By Steve McClellan -- Broadcasting & Cable, 5/17/2004

In January, a CNN production team traveling in two cars came under fire from Iraqi insurgents who raced up beside them. What unfolded, at 100 miles per hour, was a full-blown firefight between guards riding with the CNN team and the carload of pistol-packing Iraqis.

The CNN cars were riddled with more than 50 bullet holes. Two CNN staffers, both Iraqi nationals, were killed.

According to CNN President of Newsgathering Eason Jordan, counting all news organizations, the lives of 40 journalists and other news division employees have been lost in Iraq since the conflict began. The total is "extraordinary," he says, "especially when you compare it to the 60-some journalists killed in Vietnam but over a 10-year period." (The Committee to Protect Journalists says 27 journalists have been killed in Iraq since the war began.)

Kimberly Dozier, the CBS News correspondent reporting from Baghdad, tries to reassure herself that "I'm not the target. They don't want me especially if they don't realize I'm American."

But, although that was true before, she admits that it's no longer the case in Iraq. "Now they just don't care. All they care about is that you're foreign and a symbol and they're going to use it to get their way. They don't seem to care about world public opinion or being seen as too brutal. That all went out the window with Falluja," where four security agents were killed and dismembered six weeks ago.
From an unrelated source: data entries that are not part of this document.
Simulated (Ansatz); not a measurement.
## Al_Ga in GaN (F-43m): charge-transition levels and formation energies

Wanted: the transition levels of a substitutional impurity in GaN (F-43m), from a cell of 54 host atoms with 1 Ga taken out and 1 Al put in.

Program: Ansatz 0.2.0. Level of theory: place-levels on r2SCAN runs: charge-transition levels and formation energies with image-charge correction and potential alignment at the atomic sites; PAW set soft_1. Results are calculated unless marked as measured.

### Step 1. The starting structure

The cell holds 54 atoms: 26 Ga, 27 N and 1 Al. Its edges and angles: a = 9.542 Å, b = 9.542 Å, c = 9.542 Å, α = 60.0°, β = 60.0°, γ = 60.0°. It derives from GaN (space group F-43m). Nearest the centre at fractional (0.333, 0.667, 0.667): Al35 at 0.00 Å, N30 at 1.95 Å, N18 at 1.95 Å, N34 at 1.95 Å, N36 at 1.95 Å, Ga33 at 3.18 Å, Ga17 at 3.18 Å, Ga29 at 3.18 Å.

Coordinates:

The Falluja incident prompted the networks to begin working together in unprecedented ways. There is now a continuous pool that all contribute to and rely on for pictures and reporting. The networks also hold teleconferences several times a week to trade information about trouble spots to avoid and other safety issues.

"This is as dangerous as I've ever seen it," ABC News correspondent David Wright told B&C. "When we haven't been restricted to the hotel, we've been sticking pretty close to home."